“Gross Mismanagement” “These are not my words but the words used by the Auditor General in his recent report on the Office of the Integrity Commissioner. “We found that the actions and omissions of PSIC senior managers (the Commissioner and Deputy Commissioner) in relation to this file amount to gross mismanagement “The score is now 2 for 2. Two reports by the Auditor General for two Integrity Commissioners. Both Christiane Ouimet and Mario Dion are batting zero.
Furthermore the Auditor General states that both the Commissioner and the Deputy Commissioner committed wrongdoings as defined in subsections 8(a) and (c) of the Public Servants Disclosure Protection Act. A question now needs to be answered. Which is worse – internal abuse or external abuse? The abuse done to employees of the Integrity Commissioner under Ouimet or the abuse done to all those who have tried to expose federal bureaucratic corruption with Dion? Both Commissioners were former senior bureaucrats. Both appeared more interested in their position and protecting former colleagues than in helping others.

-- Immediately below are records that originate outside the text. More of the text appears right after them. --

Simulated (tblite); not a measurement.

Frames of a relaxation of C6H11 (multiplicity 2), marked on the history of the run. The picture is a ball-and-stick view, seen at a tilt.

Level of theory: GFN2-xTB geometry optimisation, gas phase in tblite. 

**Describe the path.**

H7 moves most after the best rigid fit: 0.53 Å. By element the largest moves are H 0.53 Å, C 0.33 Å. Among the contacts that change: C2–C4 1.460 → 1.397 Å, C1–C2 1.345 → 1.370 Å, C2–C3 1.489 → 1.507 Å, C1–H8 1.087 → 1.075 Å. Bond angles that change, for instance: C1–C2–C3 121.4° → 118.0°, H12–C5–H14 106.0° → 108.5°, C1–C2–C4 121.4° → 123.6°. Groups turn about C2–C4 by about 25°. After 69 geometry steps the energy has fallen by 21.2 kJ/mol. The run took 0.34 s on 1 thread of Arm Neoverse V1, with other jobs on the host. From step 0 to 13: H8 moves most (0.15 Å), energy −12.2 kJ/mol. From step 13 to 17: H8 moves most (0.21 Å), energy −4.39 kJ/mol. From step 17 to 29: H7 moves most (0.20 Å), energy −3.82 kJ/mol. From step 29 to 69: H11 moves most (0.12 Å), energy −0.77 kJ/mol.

Gross Mismanagement: The two OPSIC cases reviewed by the Auditor General overlap the terms of both Commissioners. The Auditor General states that he did not expect 100% of the files to be managed without error. This is a fair comment. But at no time does the Auditor General indicate or suggest that more than two cases were reviewed. These were the cases reported to his Office, not the ones that gave up in discouragement. In fact, given the recent history of OPSIC and our experience with whistleblowers having their disclosures ignored or rejected, these two cases are only the tip of the iceberg. We believe that if the Auditor General had examined more than two cases, the report would have included many more examples of mismanagement.
We have seen whistleblowers denied help by the Integrity Commissioner, fired from their jobs and who face, for the rest of their lives, the damage done by this lack of support. Nowhere in the Auditor General’s report is there any indication that Dion regrets the damage done. In fact, Dion’s defence is based on the process, not on the need to help people.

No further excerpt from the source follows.